ECU's 2006 Fall Field School
Project Journal
6 November 2006

By Joe Hoyt
Joe Hoyt

This week we continued working with the site plan and it is very near completion. Everyone has been able to place their 10 foot mylar sections on and the only thing left to do is correct the edges of each section so that everyone’s individual work combines together to make one cohesive product. Following that only details and fastener patterns remain. At this stage the vessel can finally be seen as it remains in the river and although formal interpretations will take a long time to formulate, preliminary interpretations have already begun.

As soon as the last section was added to the plan and everyone involved with the project stepped back and began looking at the vessel as a complete object and not scatted timbers in a ten foot square. Immediately we all began asking questions, examining problem areas and debating over the placement and orientation of particular scantlings, instantly illustrating the value of this process as an archaeological tool.

Mylar slates with grid lines are used to record construction details.

Work continues on the site plan.

The discussion that was of highest concern regarded the futtock and floor timber assembly. In plan view the vessel appears to be double-framed, meaning that each frame was actually a pair of frames side-by-side and fastened together. However, in some sections where ceiling planking was not present it was possible to see the frames as they met with the keel and keelson. At this point it appears that only one of the frames actually has a floor timber and the other pair is simply a futtock that butts up against the keelson.

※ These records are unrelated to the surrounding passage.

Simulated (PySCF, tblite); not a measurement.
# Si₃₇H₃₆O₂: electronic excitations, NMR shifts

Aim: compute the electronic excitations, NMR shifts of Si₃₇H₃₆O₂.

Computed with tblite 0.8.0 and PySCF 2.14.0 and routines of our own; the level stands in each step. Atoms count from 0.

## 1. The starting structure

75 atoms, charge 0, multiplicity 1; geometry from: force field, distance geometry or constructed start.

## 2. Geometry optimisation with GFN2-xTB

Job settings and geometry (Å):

This was debated for quite a while, possibly because nobody could draw well enough on the dry-erase board to convey their point. Perhaps the best progress we have made this week was in our appreciation of seeing all of or hard work coming together and realizing the practicality of the methods we have been learning. Before inking begins we still have a lot of items of debate to sort out.

Joe Hoyt's measured sketch of construction details near the centerboard.

Close up framing detail as transferred to mylar.